Filed April 23, 2008
In re William A. Lockhart
Commission No. 07 CH 69
Synopsis of Hearing Board Report and Recommendation
NATURE OF THE CASE: 1) converting funds; 2) breaching fiduciary duties; 3) failing to respond to a lawful demand for information from a disciplinary authority; 4) engaging in conduct prejudicial to the administration of justice; and 5) engaging in conduct that tends to defeat the administration of justice or to bring the courts or the legal profession into disrepute.
RULES DISCUSSED: Rules 8.1(a)(2), and 8.4(a)(5) of the Illinois Rules of Professional Conduct and Supreme Court Rule 770.
DATE OF OPINION: April 23, 2008.
HEARING PANEL: Michael L. Bolos, Chair, Leonard J. Schrager, and David A. Dattilo.
ADMINISTRATOR'S COUNSEL: Robert J. Verrando.
BEFORE THE HEARING BOARD
ILLINOIS ATTORNEY REGISTRATION
|In the Matter of:
WILLIAM A. LOCKHART,
Commission No. 07 CH 69
REPORT AND RECOMMENDATION OF THE HEARING BOARD
The hearing in this matter was held on March 26, 2008, at the Chicago, Illinois offices of the Attorney Registration and Disciplinary Commission ("ARDC") before the Panel of Michael L. Bolos, Chair, Leonard J. Schrager, and David A. Dattilo. Robert J. Verrando represented the Administrator of the ARDC. Respondent failed to appear at the hearing and was not represented by counsel.
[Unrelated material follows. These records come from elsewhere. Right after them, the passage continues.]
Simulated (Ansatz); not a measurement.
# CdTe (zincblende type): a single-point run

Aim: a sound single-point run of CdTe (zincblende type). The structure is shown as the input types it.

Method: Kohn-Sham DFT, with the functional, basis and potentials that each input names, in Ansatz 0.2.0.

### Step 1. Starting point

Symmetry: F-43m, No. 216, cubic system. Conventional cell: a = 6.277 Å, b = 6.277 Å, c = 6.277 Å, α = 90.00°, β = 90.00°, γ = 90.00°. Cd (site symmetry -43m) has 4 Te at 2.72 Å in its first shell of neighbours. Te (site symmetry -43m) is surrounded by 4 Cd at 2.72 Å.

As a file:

PLEADINGS AND PRE-HEARING PROCEEDINGS
On July 24, 2007, the Administrator filed a two-count Complaint against Respondent pursuant to Supreme Court Rule 753(b). The Administrator alleged that Respondent converted funds from a construction business in which he was a partner, and failed to cooperate with the ARDC. On November 7, 2007, Respondent was served with notice of the complaint by substitute service pursuant to Supreme Court Rule 765(b). Respondent failed to answer the Complaint. On December 7, 2007, the Administrator filed a motion to deem the allegations of the Complaint admitted. On December 13, 2007, that motion was granted and the allegations of the Complaint were deemed admitted. On January 23, 2008, the Administrator filed a motion for
sanctions. On January 30, 2008, that motion was granted, and Respondent was barred from testifying, calling witnesses or introducing any documents into evidence at the hearing.
The Administrator presented the testimony of one witness, and offered no exhibits.
In 2004, Respondent and Charles L. Cornelius, Jr., a non-attorney, formed a partnership under the name Catalpa Developers, LLC for the purpose of developing and marketing a residential condominium project in Chicago. As part of the venture, Respondent and Cornelius also incorporated American Associates Construction, Inc. (AAC) for the purpose of acting as general contractor for construction of the project. In December 2004, Respondent and Cornelius opened an account at North Community Bank in the name of AAC to be used as an operating account during the construction of the project. Respondent and Cornelius identified themselves as the principals of AAC, and the bank gave each the authority to draw and negotiate checks from the account.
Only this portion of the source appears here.